The endless eurozone crisis provokes a despairing weariness. It suffocates almost every international meeting like a damp, grey blanket. The G8 has come and gone in Camp David, bringing, so it seems, a solution no nearer. Yet another EU summit will gather later this week. No-one is holding their breath that something fresh and decisive will emerge to halt the ever-mestasising threat of sovereign default. People are getting worn down on both sides of the Atlantic by the euro's constant menace to the best laid plans for the revival of national economies. The growth v. austerity battle is a false and tiresome dichotomy.
Yet, something has recently changed. To weariness, now add raw alarm. Over the years, European politicians have repeatedly cried wolf, invoking deadlines for a final solution to the euro-crisis that they have then declined to honour. The eurozone has staggered on, inhabiting a no-man's land somewhere between imperfect remedies and terminal crisis. Merkel's Stability Pact is the perfect embodiment of this state of limbo - too little, too late. Now, the new deadline is the Greek general election on 17 June. David Cameron has even labelled it a referendum on membership of the eurozone.

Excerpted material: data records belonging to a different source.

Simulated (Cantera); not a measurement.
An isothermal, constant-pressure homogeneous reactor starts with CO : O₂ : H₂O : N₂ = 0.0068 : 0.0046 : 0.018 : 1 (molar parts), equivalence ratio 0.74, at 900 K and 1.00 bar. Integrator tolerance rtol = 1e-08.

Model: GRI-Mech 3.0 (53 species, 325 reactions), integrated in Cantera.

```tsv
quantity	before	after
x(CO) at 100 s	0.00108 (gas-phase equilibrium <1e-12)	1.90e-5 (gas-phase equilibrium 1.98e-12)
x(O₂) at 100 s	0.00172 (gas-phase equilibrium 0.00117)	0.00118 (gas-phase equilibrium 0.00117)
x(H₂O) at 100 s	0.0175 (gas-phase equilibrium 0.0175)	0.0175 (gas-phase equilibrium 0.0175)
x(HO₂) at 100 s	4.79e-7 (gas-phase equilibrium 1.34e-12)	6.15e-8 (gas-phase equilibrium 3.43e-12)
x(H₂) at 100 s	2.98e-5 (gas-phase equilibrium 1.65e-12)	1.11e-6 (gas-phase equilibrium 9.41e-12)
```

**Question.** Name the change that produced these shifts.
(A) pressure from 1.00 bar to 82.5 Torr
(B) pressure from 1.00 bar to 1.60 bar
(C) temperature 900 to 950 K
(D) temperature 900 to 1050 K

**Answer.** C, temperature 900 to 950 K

But, this time the wolf may soon be at the door. It takes the ominous shape of a run on banks, precipitated by a victory in the Greek election of the anti-austerity parties.
This is where the raw alarm comes in. We are already witnessing what looks like the start of a run on Greek and, possibly, Spanish banks. If this were to turn into full-scale panic - and it could happen even before the Greek elections - the euro-crisis would move into a new, uncontrollable and infinitely more dangerous phase. We are talking about the possible breakdown of societies and polities.
A Luxembourg politician notoriously said about the euro-crisis: "We all know what to do, but we don't know how to get re-elected once we have done it." This is the heart of the matter. Throughout the eurozone, and above all in Germany, politics has got in the way of a solution. You can understand why the German electorate is reluctant to throw what it sees as good Germany money after bad. Merkel is up for re-election next year and has just received a bloody nose in the important Nordrhein-Westfalen regional elections. But, it cannot be too often emphasised that it was above all at German insistence that, for political reasons, Greece and the peripherals joined the eurozone, even though none was economically fit to do so. The Greek chicken is the first to come home to roost, and how; and, while blame can be justifiably heaped on a succession of lamentable governments in Athens, Germany cannot dodge its own heavy responsibility for the euro-shambles that has ensued.
By all accounts Germany was isolated at the Camp David G8 meeting, as the other states put pressure on Merkel to place more of her country's resources in defence of the eurozone - to accept that only something like a eurobond can create a firewall large enough between Greece and the rest of the eurozone, not to mention the UK and the US (I assume that Greece herself is a lost cause). This was a novel experience for Germany. Has there ever been an occasion since the creation of the Federal Republic, when the Germans have been isolated at an international conference?
The 64,000 euro (or is it drachma?) question is whether this new and perilous phase in the euro-crisis will finally persuade Berlin to agree to the full 'mutualisation' of sovereign debt, as the precondition for a fiscal union worthy of the name. It is not necessarily a vote-loser for next year's elections. To go into battle as the saviour of Europe is surely no mean electoral asset.